The Pharaoh Who Walked Out of the Red Sea Alive
The rabbis could not agree whether Pharaoh drowned at the Red Sea or walked out to rule Nineveh as a witness to God's power.
Table of Contents
One Word Left Him Standing
The chariots went down. The horsemen went down. The Torah says Israel saw Egypt dead on the shore. But one phrase keeps Pharaoh above the waterline. God had said to him before the plagues: for this I have made you stand, in order to show you my power and so that my name will be declared throughout the earth. That word, stand, became the fault line in the entire dispute.
A man who was made to stand cannot simply drown. Rabbi Nehemiah read the earlier verse as a divine guarantee. The king had a function beyond Egypt: he was the empire the whole world watched, the nation that had defied God through ten plagues and seen God refuse to be defied. If Pharaoh drowned with everyone else, who carried the testimony? Who stood before the nations and said: I saw this. I watched ten plagues fall on my country and I still refused, and then the sea closed on my army, and I alone came back to tell it?
Rabbi Yehudah Sent Him Down
Rabbi Yehudah had the plain reading of the Torah on his side. Pharaoh's chariots and army God cast into the sea, the Song at the Sea announces. The enslaver pursued the freed people into the water and the water took him. That is the clean moral shape of the story. The man who killed Hebrew sons in the Nile drowned in the sea. Midah k'neged midah, measure for measure, Ben Azzai's principle: what you use to harm becomes the instrument of your undoing.

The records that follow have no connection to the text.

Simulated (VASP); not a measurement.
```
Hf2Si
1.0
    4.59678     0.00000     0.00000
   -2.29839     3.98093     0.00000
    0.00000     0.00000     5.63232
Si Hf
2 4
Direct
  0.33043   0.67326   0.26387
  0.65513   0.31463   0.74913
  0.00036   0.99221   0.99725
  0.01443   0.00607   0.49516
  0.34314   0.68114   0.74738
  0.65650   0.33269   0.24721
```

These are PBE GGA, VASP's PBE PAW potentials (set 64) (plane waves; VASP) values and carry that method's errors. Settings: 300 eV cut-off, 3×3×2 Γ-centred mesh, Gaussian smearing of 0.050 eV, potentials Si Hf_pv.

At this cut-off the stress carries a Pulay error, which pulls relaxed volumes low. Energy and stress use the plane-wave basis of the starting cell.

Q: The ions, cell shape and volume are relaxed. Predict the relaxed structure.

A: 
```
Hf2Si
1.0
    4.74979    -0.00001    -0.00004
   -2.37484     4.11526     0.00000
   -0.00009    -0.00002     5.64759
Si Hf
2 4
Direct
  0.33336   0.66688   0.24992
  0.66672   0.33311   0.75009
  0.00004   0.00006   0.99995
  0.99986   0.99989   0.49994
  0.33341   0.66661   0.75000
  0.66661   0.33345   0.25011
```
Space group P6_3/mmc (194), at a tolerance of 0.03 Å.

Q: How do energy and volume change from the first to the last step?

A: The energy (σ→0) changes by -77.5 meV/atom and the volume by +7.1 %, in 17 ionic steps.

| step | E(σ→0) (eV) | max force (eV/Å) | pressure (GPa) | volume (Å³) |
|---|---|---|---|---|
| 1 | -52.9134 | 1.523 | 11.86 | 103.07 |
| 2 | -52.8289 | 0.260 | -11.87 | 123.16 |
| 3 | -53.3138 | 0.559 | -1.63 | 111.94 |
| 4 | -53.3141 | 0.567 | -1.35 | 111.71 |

Mekhilta DeRabbi Shimon Ben Yochai records a third position threading between the two. Pharaoh did not perish in the sea. He did not walk out unharmed. He drowned and was then raised from the dead, because God's original word over him could not be revoked even by the sea. This is the most uncomfortable reading. The sea closed, and God reached in.
Pharaoh Goes to Nineveh
Yalkut Shimoni stretches the story to its farthest conclusion. Pharaoh was taken from the water and went on to rule Nineveh. When Jonah arrived from the sea, shaken and preaching doom, it was this king who leapt from his throne, tore his robes, and led his city into repentance. The rabbis draw the irony sharp. Pharaoh had jeered at the Red Sea: who is the Lord? At Nineveh the same mouth cried out: who is like you, glorious in holiness? The Sea of Reeds did not destroy Pharaoh's mouth. It converted it.
The parable Yalkut attaches to this tradition has the bite of courtroom logic. A king left his fortune with a servant and sailed away. When he returned and asked for it back, the servant denied everything. The king had witnesses who had been present when he deposited the wealth. Pharaoh was God's witness. He could not be killed before he testified. The sea waited until he understood what he had seen.
Pirkei DeRabbi Eliezer Adds the Repentance
Pirkei DeRabbi Eliezer, in Rabbi Nechuniah ben Hakkanah's name, presses on the verb in Exodus 15:19: Pharaoh came with his horses and chariots and his riders into the sea. The verse uses the word for entering, not for drowning. The king went in. He did not necessarily stay under. The text's ambiguity is enough for the midrash to find a door.
What Pharaoh said at the sea matters to this tradition more than what the water did. He cried out: who is like you among the gods? He confessed with the same mouth that had mocked. The tradition insists the repentance was real, which is why Pirkei DeRabbi Eliezer treats Pharaoh as the prime example of teshuva's power. The hardest heart in the Exodus story became, for these sages, the proof that repentance is available to everyone.